226 F.2d 180
The DETROIT HOUSING COMMISSION, a duly authorized Department
of the City of Detroit, Finlay C. Allen, President, Mary M.
Streit, Vice-President, Walter J. Gessel, George A. Isabel
and James H. Quello, Members; and Harry J. Durbin,
Director-Secretary of the Detroit Housing Commission, Appellants,
Walter Arthur LEWIS et al., Appellees.
United States Court of Appeals Sixth Circuit.
Oct. 5, 1955.
Vance Ingalls, Detroit, Mich. (Paul T. Dwyer, Helen W. Miller, Detroit, Mich., on the brief), for appellants.
Constance Baker Motley, New York City (Willis M. Graves, Francis M. Dent, Detroit, Mich., Thurgood Marshall, New York City, on the brief), for appellees.

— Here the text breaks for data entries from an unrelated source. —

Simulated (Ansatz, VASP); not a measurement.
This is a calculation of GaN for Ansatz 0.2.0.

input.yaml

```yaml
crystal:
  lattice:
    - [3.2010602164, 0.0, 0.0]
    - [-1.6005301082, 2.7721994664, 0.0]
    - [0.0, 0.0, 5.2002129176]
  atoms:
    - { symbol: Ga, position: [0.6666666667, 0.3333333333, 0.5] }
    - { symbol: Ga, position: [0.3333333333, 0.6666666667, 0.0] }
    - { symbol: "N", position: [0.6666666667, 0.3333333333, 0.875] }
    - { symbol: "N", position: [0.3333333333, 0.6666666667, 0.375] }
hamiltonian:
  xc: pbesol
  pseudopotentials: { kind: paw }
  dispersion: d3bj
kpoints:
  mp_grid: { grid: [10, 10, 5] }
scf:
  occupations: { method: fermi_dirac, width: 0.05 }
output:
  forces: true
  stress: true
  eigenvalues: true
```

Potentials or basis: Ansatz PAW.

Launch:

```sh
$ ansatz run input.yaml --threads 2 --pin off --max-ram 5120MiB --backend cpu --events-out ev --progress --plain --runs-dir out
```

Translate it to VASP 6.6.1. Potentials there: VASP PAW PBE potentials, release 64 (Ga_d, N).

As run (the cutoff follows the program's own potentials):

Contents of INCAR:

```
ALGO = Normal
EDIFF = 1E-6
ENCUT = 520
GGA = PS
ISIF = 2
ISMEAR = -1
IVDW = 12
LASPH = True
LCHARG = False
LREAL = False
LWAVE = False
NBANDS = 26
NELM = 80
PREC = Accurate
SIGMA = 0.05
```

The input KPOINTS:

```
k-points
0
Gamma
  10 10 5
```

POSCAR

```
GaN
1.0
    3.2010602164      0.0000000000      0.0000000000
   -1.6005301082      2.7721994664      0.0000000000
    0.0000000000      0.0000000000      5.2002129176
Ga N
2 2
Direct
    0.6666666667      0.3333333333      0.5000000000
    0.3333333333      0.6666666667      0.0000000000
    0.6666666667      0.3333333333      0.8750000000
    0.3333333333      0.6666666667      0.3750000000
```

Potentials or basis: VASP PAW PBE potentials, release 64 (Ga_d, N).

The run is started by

Before ALLEN, McALLISTER and MILLER, Circuit Judges.
ALLEN, Circuit Judge.
This is an appeal from a judgment of the District Court issuing a permanent injunction against The Detroit Housing Commission, its members, and Director-Secretary, in an action attacking racial segregation as claimed to be practiced in public housing projects carried on in Detroit by defendants.1 The action prayed for a declaratory judgment that the policy, custom and usage of the defendants in refusing to lease to qualified Negro applicants certain units of public housing, solely because of the race and color of such applicants, and of segregating tenants into projects on the basis of race or color is in violation of the Constitution and laws of the United States. The case was tried upon a stipulation of facts, the pertinent parts of which are printed in the margin.2
The District Court found:
'That the regulation, policy, custom, usage, conduct and practice of the defendants in refusing to lease to plaintiffs, and other eligible Negro applicants similarly situated, certain units of public housing under their administration, control and management in accordance with a strict policy of racial segregation, is a violation of the Constitution and laws of the United States, particularly the Fourteenth Amendment to the Constitution of the United States and Title 8, Sections 41 and 42 of the United States Code.*
'That the resolution of the Detroit Housing Commission adopted September 26, 1952, has not in fact ended the discrimination against the plaintiffs and members of their class, and that such discrimination on the basis of race and color in housing facilities under the auspices of public funds, local or federal, is in violation of the Fourteenth Amendment to the Constitution of the United States and Title 8, Sections 41 and 42 of the United States Code.'
The court concluded that plaintiffs and others similarly situated for whom this class action was instituted were, by reason of the segregation complained of, deprived of the equal protection of the laws as guaranteed by the Fourteenth Amendment. Defendants, their agents, employees, representatives and successors, were permanently enjoined from:
'1. Denying the plaintiffs, and members of the class which the plaintiffs represent, the right to lease any unit in any public housing project solely because of the race and color of the plaintiffs and members of the class which plaintiffs represent.
'2. Maintaining separate lists of eligible Negro and white applicants for public housing.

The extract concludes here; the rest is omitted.